Skip to content

Email Document Schema

A document is the clean email record your agent reads. It contains the message body, sender, subject, timestamps, source links, parser metadata, and extracted asset references.

Documents are stored in SQLite and linked to files in the email workspace. A document can come from an .eml file, one message inside an mbox archive, a Gmail message, or an IMAP message.

The schema is alpha. Field names and compatibility guarantees may evolve before a stable schema version is published.

For most agent workflows, start with:

  • subject
  • sender_email
  • received_at
  • body_text
  • metadata.source
  • assets

Those fields give the agent the message content, who sent it, when it arrived, where it came from, and which files or embedded images belong with it.

The document has three groups of data:

  • Core fields: subject, sender, body text, source kind, timestamps, and document IDs.
  • Linked files: raw email, HTML view, and extracted assets in the email workspace.
  • Metadata: source provenance, parser notes, cleaning details, and provider IDs.

JSON export returns this document shape. Markdown, HTML, and PDF exports are derived views created from the stored document and its linked files.

A document is one stored email message. It is the object returned by mailatlas get, the Python API, and JSON export.

Use the document when your agent needs to read the message body, inspect sender and timestamp fields, follow links to source files, or decide which attachments matter.

An asset is a file MailAtlas extracted from the email. Assets include:

  • Embedded images used by HTML email, such as logos, charts, and inline screenshots.
  • Regular attachments, such as PDFs, spreadsheets, calendar files, and images.

Assets are stored as files in the email workspace and listed on the document as structured records. The asset record tells your agent what kind of file it is, where it lives, and whether it was embedded in HTML or attached as a normal file.

Metadata is extra information about where the email came from and how MailAtlas processed it. It is not the main message body.
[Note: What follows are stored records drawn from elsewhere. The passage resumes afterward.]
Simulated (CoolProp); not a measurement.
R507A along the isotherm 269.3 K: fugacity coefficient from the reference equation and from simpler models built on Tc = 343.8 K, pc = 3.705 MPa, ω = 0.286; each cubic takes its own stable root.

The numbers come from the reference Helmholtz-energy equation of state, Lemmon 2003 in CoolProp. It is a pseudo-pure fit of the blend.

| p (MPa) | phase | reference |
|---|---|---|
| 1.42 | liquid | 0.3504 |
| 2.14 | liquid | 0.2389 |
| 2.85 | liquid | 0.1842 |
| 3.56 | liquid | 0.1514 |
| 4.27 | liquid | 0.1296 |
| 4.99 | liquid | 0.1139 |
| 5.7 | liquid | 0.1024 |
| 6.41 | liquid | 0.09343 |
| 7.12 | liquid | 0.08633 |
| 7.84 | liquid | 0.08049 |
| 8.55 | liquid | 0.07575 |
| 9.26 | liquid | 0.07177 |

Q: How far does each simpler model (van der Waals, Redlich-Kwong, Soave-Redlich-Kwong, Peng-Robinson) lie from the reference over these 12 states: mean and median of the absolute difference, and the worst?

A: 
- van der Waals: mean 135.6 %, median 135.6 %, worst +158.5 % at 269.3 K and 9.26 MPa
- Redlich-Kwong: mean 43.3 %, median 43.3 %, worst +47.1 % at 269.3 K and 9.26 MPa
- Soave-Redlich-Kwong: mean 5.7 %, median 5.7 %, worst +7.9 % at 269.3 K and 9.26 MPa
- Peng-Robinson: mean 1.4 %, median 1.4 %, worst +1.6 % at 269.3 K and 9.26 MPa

Metadata answers questions such as:

  • Did this email come from Gmail, IMAP, .eml, or mbox?
  • Which Gmail message ID or IMAP UID produced it?
  • Did MailAtlas detect a forwarded-message chain?
  • Which cleaning options affected body_text?

Cleaning is the process that creates body_text, the plain text your agent usually reads first. Email bodies often include forwarded headers, quoted wrappers, footers, invisible characters, repeated whitespace, and boilerplate. Cleaning records explain what MailAtlas changed while preserving the raw email and HTML view in the workspace.

FieldDescription
idStable MailAtlas document ID used by CLI, Python API, exports, and asset references.
source_kindInput path that produced the document, such as eml, mbox, gmail, or imap.
message_idEmail Message-ID header when present. Used for dedupe when available.
thread_idThread identifier when MailAtlas can derive or store one.
subjectEmail subject.
sender_nameDisplay name from the sender header when present.
sender_emailSender email address when present.
authorNormalized author string for applications that need a single display value.
received_atReceived timestamp when available.
published_atPublication-like timestamp when MailAtlas derives one from the message.
body_textCleaned plain-text body.
body_html_pathPath to the normalized HTML view when available.
raw_pathPath to the stored raw email bytes.
content_hashNormalized hash used for dedupe when no usable message_id exists.
metadataSource details, parser notes, cleaning details, and provenance.
created_atTimestamp when MailAtlas created the stored document record.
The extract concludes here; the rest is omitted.